Skip to content

Schema Versioning

CalcFlow serializes CalculationInput and CalculationResult to JSON. Schema versioning ensures that JSON produced by an older version of CalcFlow can still be loaded by a newer version.

Two Version Fields

Every serialized object includes two version fields:

{
  "calcflow_version": "0.5.0",
  "schema_version": 2,
  ...
}
Field Type Purpose
calcflow_version string (semver) Provenance — which version of the library produced this dump. Never used in loading logic.
schema_version integer Structural compatibility — drives migration logic on load.

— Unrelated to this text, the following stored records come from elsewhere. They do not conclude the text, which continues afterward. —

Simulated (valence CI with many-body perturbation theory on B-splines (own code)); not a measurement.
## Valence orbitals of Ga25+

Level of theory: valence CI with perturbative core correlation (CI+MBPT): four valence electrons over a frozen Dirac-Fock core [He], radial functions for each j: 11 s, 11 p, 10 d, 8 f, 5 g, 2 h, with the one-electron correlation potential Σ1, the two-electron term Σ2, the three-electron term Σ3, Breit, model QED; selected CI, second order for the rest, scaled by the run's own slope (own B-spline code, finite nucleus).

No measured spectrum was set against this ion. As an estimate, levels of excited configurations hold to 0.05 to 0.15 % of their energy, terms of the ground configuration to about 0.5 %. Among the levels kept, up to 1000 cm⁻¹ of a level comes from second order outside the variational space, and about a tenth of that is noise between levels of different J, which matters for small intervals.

These are independent. A patch release that fixes a parser bug does not touch schema_version. A minor release that renames a field does.

Where the Constants Live

# calcflow/common/results.py
RESULT_SCHEMA_VERSION: int = 2

# calcflow/common/input.py
INPUT_SCHEMA_VERSION: int = 1

Each model tracks its own version independently. A change to CalculationResult's schema does not require bumping INPUT_SCHEMA_VERSION.

When to Bump schema_version

Bump when an old dump would fail to load correctly with the new code:

  • Renaming a field
  • Removing a field
  • Restructuring a nested object (e.g. changing a flat dict to a nested object)
  • Changing a field's type (e.g. float to str)
  • Adding a required field (one with no default)

Do not bump when old dumps remain loadable without changes:

  • Adding an optional field with a default value
  • Fixing a parser bug (the schema structure is unchanged)
  • Changing a default value
  • Renaming an internal variable that doesn't appear in serialized output

The rule of thumb

If from_dict(old_dump) would raise an error or silently produce wrong data, bump schema_version. If it would work correctly, don't.

Writing a Migration

Migrations live in the _migrate() class method of each model. They are sequential: v1→v2, then v2→v3, and so on. Never skip a step.

# calcflow/common/results.py

RESULT_SCHEMA_VERSION = 3

@classmethod
def _migrate(cls, data: dict) -> dict:
    version = data.get("schema_version", 1)

    if version < 2:
        # v1 -> v2: geometry fields changed from bare atom lists to Geometry objects
        for key in ("input_geometry", "final_geometry"):
            if isinstance(data.get(key), list):
                data[key] = {"comment": "", "atoms": data[key]}
        version = 2

    if version < 3:
        # v2 -> v3: renamed "atomic_charges" list items from "method_name" to "method"
        for charge_dict in data.get("atomic_charges", []):
            if "method_name" in charge_dict:
                charge_dict["method"] = charge_dict.pop("method_name")
        version = 3

    data["schema_version"] = version
    return data

The migration is called by from_dict() before deserializing:

@classmethod
def from_dict(cls, data: dict) -> "CalculationResult":
    data = cls._migrate(dict(data))  # shallow copy before mutating
    # ... deserialize fields ...

Detecting Forward Incompatibility

If a dump has a schema_version higher than the current RESULT_SCHEMA_VERSION, the code cannot safely load it — it was produced by a newer version of CalcFlow that added fields this version doesn't know about.

stored_version = data.get("schema_version", 1)
if stored_version > RESULT_SCHEMA_VERSION:
    raise ConfigurationError(
        f"Cannot load result: schema version {stored_version} is newer than "
        f"this version of CalcFlow supports ({RESULT_SCHEMA_VERSION}). "
        f"Please upgrade calcflow."
    )

Example: Renaming a Field (Bump Required)

Renaming CalculationResult.scf_results to CalculationResult.scf:

  1. Bump RESULT_SCHEMA_VERSION from 2 to 3.
  2. Add a migration step in _migrate():

    if version < 3:
        if "scf_results" in data:
            data["scf"] = data.pop("scf_results")
        version = 3
    
  3. Update to_dict() to use the new key "scf".

  4. Old dumps with "scf_results" will be transparently migrated.